RVC-Project / Retrieval-based-Voice-Conversion-WebUI

Easily train a good VC model with voice data <= 10 mins!
MIT License
24.18k stars 3.58k forks source link

Question: Speaker IDs overwritten when fine-tuning? #648

Closed Rolun closed 1 year ago

Rolun commented 1 year ago

Hello,

If I understand correctly, RVC was trained on the VCTK using multi-speakers. However, I can't seem to access any of the original 109 speakers after fine-tuning on a new voice - all speaker ids just return that new voice now. Is the "emb_g" (speaker embedding) layer reset when fine-tuning or what is going on here?

Thanks in advance!

RVC-Boss commented 1 year ago

This is normal because you did not use the VCTK training set for training. If you want to use the voice of VCTK, you can use the pre trained model without fine-tuning it. The ids 1 to 108 corresponds to 0 to 107 in VCTK.

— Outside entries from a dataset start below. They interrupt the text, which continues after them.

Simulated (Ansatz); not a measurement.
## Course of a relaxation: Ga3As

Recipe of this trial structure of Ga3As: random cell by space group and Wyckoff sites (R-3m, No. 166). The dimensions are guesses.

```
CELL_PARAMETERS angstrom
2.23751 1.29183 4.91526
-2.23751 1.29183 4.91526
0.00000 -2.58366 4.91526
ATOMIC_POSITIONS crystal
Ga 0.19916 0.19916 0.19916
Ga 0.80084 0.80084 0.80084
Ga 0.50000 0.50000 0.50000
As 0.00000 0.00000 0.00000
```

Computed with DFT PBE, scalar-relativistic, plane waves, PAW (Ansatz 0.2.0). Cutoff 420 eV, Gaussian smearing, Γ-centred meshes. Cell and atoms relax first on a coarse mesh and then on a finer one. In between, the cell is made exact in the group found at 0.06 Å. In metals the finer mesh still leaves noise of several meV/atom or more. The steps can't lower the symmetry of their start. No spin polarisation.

Rolun commented 1 year ago

@RVC-Boss Thanks! Does the .index file for the pre-trained model exist somewhere? I couldn't find it in the repo.

I'm also still curious as to why I can no longer access those speakers. I understand that I haven't trained on the VCTK training set, but shouldn't the weights from the pre-trained model (that has been trained on VCTK) still allow me to send in the speaker ids and get out the voices, even after fine-tuning? Or does it have something to do with the .index file only containing the one new voice I've fine-tuned on?